While the OpenHPC 1.2 release was announced at SC16 two weeks ago, the latest OpenHPC 1.1.1 is the one that Intel is using to make its commercial-grade HPC Orchestrator version. These three flavors of the HPC Orchestrator correspond to the three different levels of the integrated Intel Parallel Studio XE 2016 compiler tools, which are known as Composer Edition, Professional Edition, and Cluster Edition. Here is how they break down:

The beauty of the OpenHPC approach is that SUSE Linux, Red Hat, or Canonical, the three major Linux distributors, could do their own rev on OpenHPC, providing paid-for tech support on this stack and using the open source GCC compilers. (Thus far, Canonical does not seem to be interested much in porting OpenHPC to its Ubuntu Server.) Anyone else could create a variant of OpenHPC that uses other compilers, schedulers, or workload managers. The stack could be ported to Unix or Windows Server, too, if that seemed useful, but this would be a lot of work and for no real gain. HPC embraced Linux nearly two decades ago, and that does not seem to be turning back. The same holds true for Hadoop and other data analytics platforms and for the evolving machine learning frameworks. They are all running atop Linux.

Wuischpard says that OpenHPC is an “active, busy community now” and it is not just being driven by Intel, which very much wants HPC to run best on its compute and networks and is creating OpenHPC as a means of leveling the playing field and letting it tune it up for its hardware. Intel’s bet is that it can get dominant share of new HPC this way, and it is a safe bet. IBM would be wise to get OpenHPC running on Power, just like it has pulled level with Linux on X86 thanks to Power chip support from Red Hat, SUSE Linux, and Canonical. The ARM community is working to get to parity with OpenHPC, too. (More on that in a moment.)

With OpenHPC, high performance computing centers and their enterprise analogs can go download the software and just use it in its raw state. With HPC Orchestrator, Intel is looking for someone, like one of the server OEMs that has a presence in HPC, to actually distribute the OpenHPC stack on their machines and, significantly, with the Intel management tools and compilers preloaded and tuned for Xeon and Xeon Phi compute and Omni-Path networking.

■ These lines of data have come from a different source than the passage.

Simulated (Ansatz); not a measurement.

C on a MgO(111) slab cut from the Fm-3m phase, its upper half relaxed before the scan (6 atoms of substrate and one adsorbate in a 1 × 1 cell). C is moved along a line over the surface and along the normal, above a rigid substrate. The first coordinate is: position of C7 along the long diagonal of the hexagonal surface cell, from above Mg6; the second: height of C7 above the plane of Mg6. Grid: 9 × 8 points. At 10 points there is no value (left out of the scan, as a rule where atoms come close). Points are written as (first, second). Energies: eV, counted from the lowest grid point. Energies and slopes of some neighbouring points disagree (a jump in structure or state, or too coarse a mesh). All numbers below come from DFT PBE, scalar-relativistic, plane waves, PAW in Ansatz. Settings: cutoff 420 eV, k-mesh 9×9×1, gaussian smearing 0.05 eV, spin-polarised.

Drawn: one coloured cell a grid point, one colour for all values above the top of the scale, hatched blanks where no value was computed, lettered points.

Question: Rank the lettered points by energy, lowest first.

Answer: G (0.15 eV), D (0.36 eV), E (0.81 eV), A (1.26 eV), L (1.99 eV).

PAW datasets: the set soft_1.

That integration is worth a lot to Intel, and it is what it gets for its troubles. These HPC Orchestrator distributors – so far Dell and Fujitsu have signed up – do Level 1 and Level 2 tech support on the software stack, with Intel providing the final Level 3 backstopping when something goes wrong deep in the stack. Neither has provided pricing on their HPC Orchestrator support, but Dell hints to The Next Platform that it will be on the order of “hundreds of dollars per node,” not the crazy many thousands of dollars it costs to get a modern Hadoop stack from a commercial distributor.

The Cluster Checker tool that Intel and its partners have been using to validate cluster configurations as part of its Cluster Ready program is included in the HPC Orchestrator stack, by the way, and so is the Intel variant of the Lustre client, which allows for compute nodes on a cluster to push and pull data from external Lustre parallel storage clusters.

“The main point, especially as we look at the world going forward, is that software plays a crucial role in gluing these advanced systems together,” says Wuischpard. “Expect to see more from us around the software stack, not just in terms of delivering systems at these scales for the wider industry, but particularly at the top end of the supercomputing world where we specific and unique technical challenges are starting to emerge. But we are not talking about that today.”

Whatever it is, expect to see it emerge first on the “Aurora” supercomputer that Intel is building with Cray for Argonne National Laboratory for delivery in 2018.

The ARM And HPC Hammer

IBM has been mum about what plans it has to support OpenHPC or not – and with its own cluster scheduling and MPI stack (based on software it acquired through Platform Computing several years ago), we suspect that it will instead build a PowerHPC stack akin to the PowerAI machine learning stack that it just announced at SC16. But, then again, IBM could endorse OpenHPC and plug in the platform tools and its GPFS file system and certify the whole thing to run on Power.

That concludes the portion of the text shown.